Wednesday, July 18, 2012

1808 and Yesterday’s Rain





Torrential rains happened upon São Paulo yesterday.  It was the perfect day to hide and read, something this Arizonan is always wishing for. But as it often happens with wishes, this one had a tragicomic way of coming true. Before I could curl up with the book, I had to drive through flooded streets where the unlucky pedestrians sunk their feet in calf-high muddy water and carried their shoes in their hands. Afraid of getting stuck, I, like most drivers, did not venture to drive into the lateral lanes, choosing instead the center one where it was still possible to occasionally see the ground.

Except for the presence of motor vehicles, it could have been 1808, which was the first year of the stay of D. João VI in Brazil after having escaped from Napoleonic troops. 1808 also names the excellent book by Laurentino Gomes that I was hurrying home to read.

But it was not 1808. It was 2012 in the largest metropolis in South America, where the streets still flood when it rains and where stray dogs are still emblematic of underdevelopment despite the recent economic growth and the numerous skyscrapers constantly sprouting from the ground as if nurtured by the rain.

1808 explains many things as does 1822, the next book on my list. With his knack for details and historical anecdotes, Gomes creates a very clear picture of the cultural history of a period that once more paves the way (or sometimes does not pave anything) to present day Brazil, a place full of idiosyncrasies. From the unplanned development of megacities like São Paulo, to a culture that at times promotes a take-what-you-can mentality toward the land, the book delineated the historical roots of certain problems that seem to never go away.

I love Brazil. Always have and always will. But the fact that I left it gives me the sometimes-uncomfortable position of a pseudo-outsider. If a geopolitical limbo exists, I inhabit it. In many circles, critiquing any aspect of Brazil’s being is taboo; it is as if the act of tolerating every-day injustices enhances and strengthens the Brazilian spirit.  Although I was born several years after the slogan “Brasil, ame-o ou deixe-o” (Brazil, love it or leave it) was made ubiquitous by the military government in 1964, its words still ring in my ears, my personal actions (motivated by personal rather than political reasons) assessed by the merciless message of that motto.

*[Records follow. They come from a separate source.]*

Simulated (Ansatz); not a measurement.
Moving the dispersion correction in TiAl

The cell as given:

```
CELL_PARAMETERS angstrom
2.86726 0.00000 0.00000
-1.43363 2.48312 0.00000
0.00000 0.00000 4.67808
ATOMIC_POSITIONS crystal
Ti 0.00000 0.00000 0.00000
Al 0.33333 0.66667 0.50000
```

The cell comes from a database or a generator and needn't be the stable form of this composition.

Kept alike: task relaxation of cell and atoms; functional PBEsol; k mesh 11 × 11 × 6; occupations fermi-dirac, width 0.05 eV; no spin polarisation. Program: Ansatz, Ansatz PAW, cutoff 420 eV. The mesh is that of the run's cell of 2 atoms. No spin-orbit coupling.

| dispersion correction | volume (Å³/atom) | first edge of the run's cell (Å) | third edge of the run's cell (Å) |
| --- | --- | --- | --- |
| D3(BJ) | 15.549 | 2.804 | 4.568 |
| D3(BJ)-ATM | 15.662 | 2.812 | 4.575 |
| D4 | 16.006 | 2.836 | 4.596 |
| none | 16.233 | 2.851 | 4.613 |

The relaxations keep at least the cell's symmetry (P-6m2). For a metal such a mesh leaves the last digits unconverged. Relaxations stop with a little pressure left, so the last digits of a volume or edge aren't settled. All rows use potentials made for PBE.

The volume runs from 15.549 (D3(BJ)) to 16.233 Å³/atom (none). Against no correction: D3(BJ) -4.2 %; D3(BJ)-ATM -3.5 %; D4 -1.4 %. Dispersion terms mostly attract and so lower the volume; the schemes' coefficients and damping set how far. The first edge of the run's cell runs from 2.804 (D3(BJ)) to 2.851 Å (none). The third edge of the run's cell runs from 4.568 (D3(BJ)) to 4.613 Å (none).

1808 entertains while it educates. The roots of problems are often deep and well established, and in the case of Brazil, it is no different. Brazil is an improvised nation, put together ad hoc, like the great works of engineering displayed in bridges and tunnels in São Paulo, built to alleviate traffic but which, in the end, funnel it into one-lane streets unable to accommodate the ant colony-like flood of cars. Gomes does not judge; he simply tells of a country caught between being a colony and the center of an empire, between greatness and mediocrity, between development and underdevelopment. And in telling he says much more than political rhetorical discourses or late night bar philosophies ever could.